A bankruptcy is a lifeline if you're drowning in debt, but it will severely harm your credit score and ability to borrow money for years.

Ideally, you want to avoid declaring bankruptcy at all, let alone multiple times. However, numerous filings by the same individual are not uncommon. Financial difficulties may resurface, necessitating the filing of another bankruptcy. If you have previously filed for bankruptcy and believe you are about to do so again, you will need to know if and when you can file again.

The decision to file for bankruptcy is often a complex and emotional one. Many individuals grapple with feelings of shame, failure, and uncertainty when considering this option. It's crucial to understand that bankruptcy is a legal tool designed to provide a fresh start for those overwhelmed by debt. While it does have significant consequences, it can also offer relief and a path towards financial recovery for those who truly need it.

When a person files for bankruptcy, they receive a discharge of the debts contained in the bankruptcy, which means they are no longer liable for paying them off. Although there are no restrictions on how often you can file for bankruptcy, there are limitations on how frequently you can receive a discharge.

How frequently may you apply for bankruptcy?

There is no limit to how many times you can declare bankruptcy, but you are limited in how frequently you can file for and earn a discharge. The length of the waiting period between bankruptcy filings is determined by the type of bankruptcy you previously filed and the type you intend to file today.

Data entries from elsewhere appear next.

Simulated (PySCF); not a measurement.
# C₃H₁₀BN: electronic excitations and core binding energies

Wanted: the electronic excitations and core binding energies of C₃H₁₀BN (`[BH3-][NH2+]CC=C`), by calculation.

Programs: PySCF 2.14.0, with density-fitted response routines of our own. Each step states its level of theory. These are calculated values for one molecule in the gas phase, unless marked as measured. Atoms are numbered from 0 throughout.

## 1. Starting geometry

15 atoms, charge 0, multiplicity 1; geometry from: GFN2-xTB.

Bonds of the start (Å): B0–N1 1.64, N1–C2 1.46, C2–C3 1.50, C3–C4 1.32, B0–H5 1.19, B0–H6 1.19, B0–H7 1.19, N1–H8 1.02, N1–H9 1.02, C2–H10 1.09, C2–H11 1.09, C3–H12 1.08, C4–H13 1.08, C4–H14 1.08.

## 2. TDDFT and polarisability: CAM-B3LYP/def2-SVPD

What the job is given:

Barring mitigating circumstances, an individual filer's two bankruptcy options are Chapter 7 and Chapter 13. Chapter 7 bankruptcy entails liquidating any non-exempt assets to repay your obligations, which might take four to six months. Chapter 13 bankruptcy allows you to keep your assets while completing a debt payback plan that normally lasts three to five years.

Here are the waiting periods for all possible combinations of individual bankruptcy filings. The clock begins with the filing date of your last case.

It's worth noting that these waiting periods are not arbitrary. They are designed to prevent abuse of the bankruptcy system and to encourage individuals to make genuine efforts to manage their finances between filings. The longer waiting periods for Chapter 7 bankruptcies reflect the more comprehensive debt relief provided by this type of filing, while the shorter periods for Chapter 13 acknowledge the partial repayment of debts that occurs under this plan.

If the courts dismiss your bankruptcy case without prejudice (i.e., without suspicion of fraud), you may re-file immediately or make a move for reconsideration. However, if a judge rejected your lawsuit with prejudice or you voluntarily dismissed it, you must wait 180 days to file again. During this time, creditors can continue their collection efforts.

Not everyone is qualified for Chapter 7 bankruptcy; you must meet certain financial requirements. Filers with incomes less than the state median pass automatically. If your income exceeds this level, the more disposable income you have, the worse your chances become. Ineligible Chapter 7 filers may convert their case to Chapter 13.

Important considerations before filing for bankruptcy

Your financial status

Filing for bankruptcy is not a choice to be taken lightly, especially if you have already filed before. Adrienne Hines, a bankruptcy attorney of Kademenos, Wisehart, Hines, Dolyk & Wright Co. LPA, suggests you ask yourself the following questions:

  • Are you burdened by your debt?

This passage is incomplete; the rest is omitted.